This app has been mentioned in previous posts, but as I have recently completed it I thought I would share my experiences with it.
C25K, as it is abbreviated, was created to encourage people to get running. The plan was originally designed by Josh Clark in 1996, a novice runner who wanted to help his mum get off the couch and be more active. Each session splits into varying periods of walking and running, building up over 9 weeks until the user is able to run for 30 minutes or 5 kilometres.
This was converted into an app by the NHS, with voice guidance you can use from your phone, alongside your music, if you choose to do so.

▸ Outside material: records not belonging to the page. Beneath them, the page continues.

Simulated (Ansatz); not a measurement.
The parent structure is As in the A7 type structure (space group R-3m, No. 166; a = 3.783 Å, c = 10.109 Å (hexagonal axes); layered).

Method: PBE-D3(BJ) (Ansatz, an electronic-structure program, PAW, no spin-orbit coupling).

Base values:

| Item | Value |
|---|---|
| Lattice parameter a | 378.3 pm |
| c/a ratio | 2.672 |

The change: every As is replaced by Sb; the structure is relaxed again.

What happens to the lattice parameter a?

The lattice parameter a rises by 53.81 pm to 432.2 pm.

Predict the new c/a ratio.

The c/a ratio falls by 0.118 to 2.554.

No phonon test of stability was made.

I’d not done any running since I left school over 30 years ago, but I do tend to walk a lot. I chose Jo Whiley as my coach, but there are others to choose from. Each run follows a similar format, there is a 5 minute brisk walk to start off with, then it mixes walking with running, increasing the amount of running each week until you can run for 30 minutes non stop. At the end of each run there is a further 5 minutes warm down walk. At the halfway point of each run a bell will sound, this is so you know when to turn round and head for home.
At each stage of the runs your chosen coach will tell you what to do, so change from walking to running and on the longer runs they will chime in with words of encouragement or advice. I found these really helpful, mostly as a distraction from actually thinking about running.
Don’t expect an app with all the bells and whistles, this won’t track your distance and speed, it is just designed to give you the information. It can be used alongside a tracking app, I used fitbit to actually track the distance of my runs.
As this is a “one size fits all” app some people will find it easy and others will struggle. My personal advice is if you don’t do much exercise at all start by walking for 30 minutes three times a week before you start, this will get your body used to some form of exercise. There are a couple of scary steps in the app, week three changes up from 90 seconds of running to 3 minutes and the end of week 5 is the first of the long runs. Don’t be discouraged by these, if you don’t manage to complete them simply redo the week. The aim behind the couch to 5k is to make a long term change, so there is no need to rush it and complete it in 9 weeks. It took me a little longer as I was delayed by flu and repeating runs, but I got there in the end.
The big question is can this app get you from a couch potato to someone capable of running non stop for 5k at a time? The answer yes. It may take you longer than 9 weeks and does require a big commitment of time and energy, try to plan it into your week, so you know when you will be running.
I really rate this app, after finishing it I feel fitter, have lost weight and sleep better. I’m going to continue running and will be taking part in the occasional Parkrun in the future. I found this a great way of getting into exercising on a regular basis and actually looked forward to my running days.
Download the app for Android or iOS, put a music playlist together and give it a go, you have nothing to lose by trying.